In the course of less than one century the classic undershirt with short sleeves, also known as the t-shirt, became an outer garment, worn for every occasion, even under a suit. My dad went from never wearing a t-shirt, because he preferred sleeveless undershirts under his button down shirts in the winter, to frequently wearing t-shirts during the hot summers he spent in Santa Fe.

T-shirts now come in all colors and many display slogans or logos or some kind of image. How did this happen, I wonder? I remember an iconic photo of James Dean wearing jeans and a white t-shirt. Marlon Brando wore a white t-shirt in the 1951 movie A Streetcar Named Desire. It was the cowboy uniform and was adopted by poets and musicians in the Sixties. The t-shirt and jeans rose up together, from their beginning as work uniform. My grandpa disliked jeans. They reminded him of the workwear called Blaumann, literally blue man, which he wore in the factory where he worked as a machinist. I tried to tell him it was a similar color but a different fabric, to no avail.
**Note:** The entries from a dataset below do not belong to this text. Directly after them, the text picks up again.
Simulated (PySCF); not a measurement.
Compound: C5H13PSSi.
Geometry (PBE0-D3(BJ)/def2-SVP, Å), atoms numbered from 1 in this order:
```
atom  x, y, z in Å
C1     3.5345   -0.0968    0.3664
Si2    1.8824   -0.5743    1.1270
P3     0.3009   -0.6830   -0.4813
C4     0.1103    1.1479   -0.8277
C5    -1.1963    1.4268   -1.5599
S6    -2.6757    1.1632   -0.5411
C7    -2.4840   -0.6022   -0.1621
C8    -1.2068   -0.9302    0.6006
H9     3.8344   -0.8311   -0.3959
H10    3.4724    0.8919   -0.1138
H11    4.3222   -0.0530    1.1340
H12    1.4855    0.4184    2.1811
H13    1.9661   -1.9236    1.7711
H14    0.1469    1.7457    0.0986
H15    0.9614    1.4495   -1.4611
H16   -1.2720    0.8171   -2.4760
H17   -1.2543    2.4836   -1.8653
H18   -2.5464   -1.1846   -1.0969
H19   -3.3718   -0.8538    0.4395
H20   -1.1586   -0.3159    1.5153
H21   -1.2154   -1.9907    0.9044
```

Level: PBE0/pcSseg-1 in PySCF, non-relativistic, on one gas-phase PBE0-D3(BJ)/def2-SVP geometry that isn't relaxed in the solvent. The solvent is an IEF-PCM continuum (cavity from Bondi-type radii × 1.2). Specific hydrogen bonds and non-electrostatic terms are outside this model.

My mom bought my first pair of jeans at a department store. I could immediately see that the fabric didn’t at all look like the denim that Levis jeans were made of. Levis were the gold standard among my friends. Mom didn’t understand what my problem was and so I had to wear the pants to school. The other students looked at me with pity, or so I thought.

You can’t wear a t-shirt to your grandfather’s birthday party, you can’t wear a t-shirt to the family dinner, you absolutely can’t wear a t-shirt to this funeral. Perhaps part of the allure of jeans and t-shirt was the fact that one had to fight to wear them in the first place. It’s funny now to think that just 50 years ago insisting on wearing a t-shirt and maybe even denim… and perhaps letting one’s hair grow down to the shoulders was such an act of rebellion.

I wonder whether it was in fact easier to have something so simple that could rile up parents and grandparents. Now one really has to think of something much more radical to achieve the kind of anger that would make a total stranger yell at me that I should be ashamed of myself and run, not walk, to a barber.